05 March 2012

It's Smartphone Tsunami From China


Some IT industry analysts and observers, especially those who have been watching the market as far back as the PC age, are predicting that today’s newfangled and most-lusted-after smartphones will soon be as commoditized as today’s refrigerators and washing machines.
Now, if you would care to turn back the hands of time by a decade or two, you might recall that personal computers, both the desktop and laptop varieties, used to cost PC owners an arm or two and a pair of legs. Sometimes, PC buyers had to even throw in a head and some innards.

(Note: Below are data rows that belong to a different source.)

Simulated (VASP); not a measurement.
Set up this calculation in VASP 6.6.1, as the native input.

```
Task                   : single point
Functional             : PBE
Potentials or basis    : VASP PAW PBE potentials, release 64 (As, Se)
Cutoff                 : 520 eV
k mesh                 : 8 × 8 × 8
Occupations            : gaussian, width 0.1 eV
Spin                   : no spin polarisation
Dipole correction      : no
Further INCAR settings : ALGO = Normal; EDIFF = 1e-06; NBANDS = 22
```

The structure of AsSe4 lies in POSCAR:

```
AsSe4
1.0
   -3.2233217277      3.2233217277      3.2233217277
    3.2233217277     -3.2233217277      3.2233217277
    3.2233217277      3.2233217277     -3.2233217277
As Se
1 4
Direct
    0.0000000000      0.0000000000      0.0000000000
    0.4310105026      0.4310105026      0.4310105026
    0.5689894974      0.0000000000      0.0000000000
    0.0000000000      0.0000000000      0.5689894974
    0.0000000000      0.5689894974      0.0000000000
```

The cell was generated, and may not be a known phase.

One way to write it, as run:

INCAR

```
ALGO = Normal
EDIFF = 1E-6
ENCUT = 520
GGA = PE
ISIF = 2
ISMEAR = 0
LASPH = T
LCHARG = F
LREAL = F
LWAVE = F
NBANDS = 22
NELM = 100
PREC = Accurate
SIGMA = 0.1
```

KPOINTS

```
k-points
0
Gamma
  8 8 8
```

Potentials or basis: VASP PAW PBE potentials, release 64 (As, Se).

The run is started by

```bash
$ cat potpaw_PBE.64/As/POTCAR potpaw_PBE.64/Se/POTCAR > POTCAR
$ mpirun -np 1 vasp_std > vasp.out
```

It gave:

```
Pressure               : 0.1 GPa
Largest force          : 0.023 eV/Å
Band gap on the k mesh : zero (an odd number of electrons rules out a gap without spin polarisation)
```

PCs that were not that powerful and lacked some of the features and functions consumers today take for granted were that expensive. And consumers had no choice but shell out the money or they could remain “un-computered,” something that even back then was already detrimental to one’s career and personal advancement.
Then the clones came. Combined with the advances in manufacturing, components, and computing technologies, the non-branded computers really drove down prices of PCs, which then started coming with features and capabilities that users from just the previous couple of years or so never heard of.
The computer had just become a Frigidaire.
Low-Cost, High-End
In conjunction with and accelerating further the process of the smartphone’s commoditization is the China-based manufacturers’ ongoing introduction of smartphone models that can go toe-to-toe with those manufactured by Western and Japanese vendors but at cheaper prices.
This year, Chinese vendors Huawei Technologies Co. Ltd. and ZTE Corp. aim at grabbing bigger shares of the global market. These highly nimble manufacturers are shifting their focus from manufacturing feature phones to producing more smartphones, a faster growing and more profitable segment, at least for now.
Combined, these giants account for about 7 percent of the world market, selling some 35 million smartphones in 2011, a number forecast to rise to 90 million in 2012. By then, the companies’ share of the market will balloon to 14 percent.
Manufacturers in China have been associated with turning out cheap knockoffs (a reputation not unfairly earned, if we might say so), but Huawei and ZTE have been consistently disproving the notion by creating original and well-designed gadgets and devices. They, however, retained the “low-cost” part, most of the time.
Huawei, for example, launched at the 2012 Mobile World Congress in Barcelona what it claims is the world’s fastest smartphone, the Ascend D Quad. This Huawei smartphone comes with a quad-core processor, which makes it twice as powerful as the formerly trailblazing dual-core processor-equipped smartphones.
Outside of their home market, these companies will focus their business expansion efforts on Europe, Japan, and the United States.
Time to Panic?
Currently, the global market for smartphones is ruled by Apple with its iPhone, followed by Samsung with its Galaxy line of bestsellers. Android, however, is used on more than 50 percent of smartphones, with some 800,000 units of Android-running devices activated each day.
While Research In Motion is trying hard to recover market share, the Nokia-Microsoft alliance is dying to become relevant.
While the iPhone seems steady and immune from all these, the Android makers, RIM, and, most of all, Nokia-Microsoft must recover their competitive streaks fast, before this looming tidal wave from China comes to engulf them.